Let $D^n$ be the closed unit ball in $\mathbb{R}^n$ and assume that for all smooth $\phi:D^n\rightarrow D^n$ and all $x\in D^n$ we have $\phi(x)\neq x$.
Then a function $F:D^n\rightarrow \partial D^n$, where $\partial D^n=\mathbb{S}^{n-1}$ is the boundary of $D^n$, with $$F(x)=\frac{x-\phi(x)}{|x-\phi(x)|}$$is smooth and well-defined.
Let $G:\mathbb{S}^{n-1}\rightarrow\mathbb{S}^{n-1}$ be the restriction of $F$ to $\mathbb{S}^{n-1}$.
Why is the degree of $G$ equal to deg$G=0?$
Since $G$ is homotopic to the identity on $\mathbb{S}^{n-1}$ and degrees are homotopy-invariant, we find a contradiction. And thus $f$ must have a fixed-point.
What I thought:
Let $\omega$ be a $(n-1)$-form on $\mathbb{S}^{n-1}$ s.t. $\int_{\mathbb{S}^{n-1}}\omega=1$. Then deg$G=\int_{\mathbb{S}^{n-1}}G^*\omega$.
How do I use Stokes to find that the degree is $0$?
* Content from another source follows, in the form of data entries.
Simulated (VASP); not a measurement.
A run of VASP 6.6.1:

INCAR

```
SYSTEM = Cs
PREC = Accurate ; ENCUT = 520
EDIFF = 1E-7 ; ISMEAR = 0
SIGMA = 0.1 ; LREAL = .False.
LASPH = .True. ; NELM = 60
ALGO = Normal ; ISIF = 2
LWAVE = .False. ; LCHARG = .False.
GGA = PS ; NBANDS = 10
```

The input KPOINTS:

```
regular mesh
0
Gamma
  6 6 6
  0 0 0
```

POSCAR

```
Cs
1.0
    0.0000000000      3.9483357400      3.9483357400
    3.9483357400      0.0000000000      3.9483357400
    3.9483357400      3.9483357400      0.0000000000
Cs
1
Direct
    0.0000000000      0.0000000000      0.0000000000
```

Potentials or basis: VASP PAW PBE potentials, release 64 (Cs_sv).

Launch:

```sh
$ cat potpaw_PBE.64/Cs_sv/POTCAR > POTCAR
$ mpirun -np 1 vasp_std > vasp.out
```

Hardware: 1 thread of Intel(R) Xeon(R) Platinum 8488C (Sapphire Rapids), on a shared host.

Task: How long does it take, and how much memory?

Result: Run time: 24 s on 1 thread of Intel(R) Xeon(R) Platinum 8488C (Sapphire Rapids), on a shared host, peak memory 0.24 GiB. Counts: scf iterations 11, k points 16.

If $\omega$ is a volume from on $S^{n-1}$ like you said, then degree of $G$ is $\displaystyle \int_{S^{n-1}} G^* \omega$. This $S^{n-1}$ is the boundary $\partial D^n \subset D^n$. By Stokes' theorem (as $G^*\omega = F^*\omega|_{\partial D^n}$):
$$\int_{\partial D^n} G^* \omega = \int_{D^n} d(F^*\omega) = \int_{D^n} F^*(d\omega) = 0$$
As $d\omega$, an $n$-form on $S^{n-1}$, is zero. That's the desired contradiction.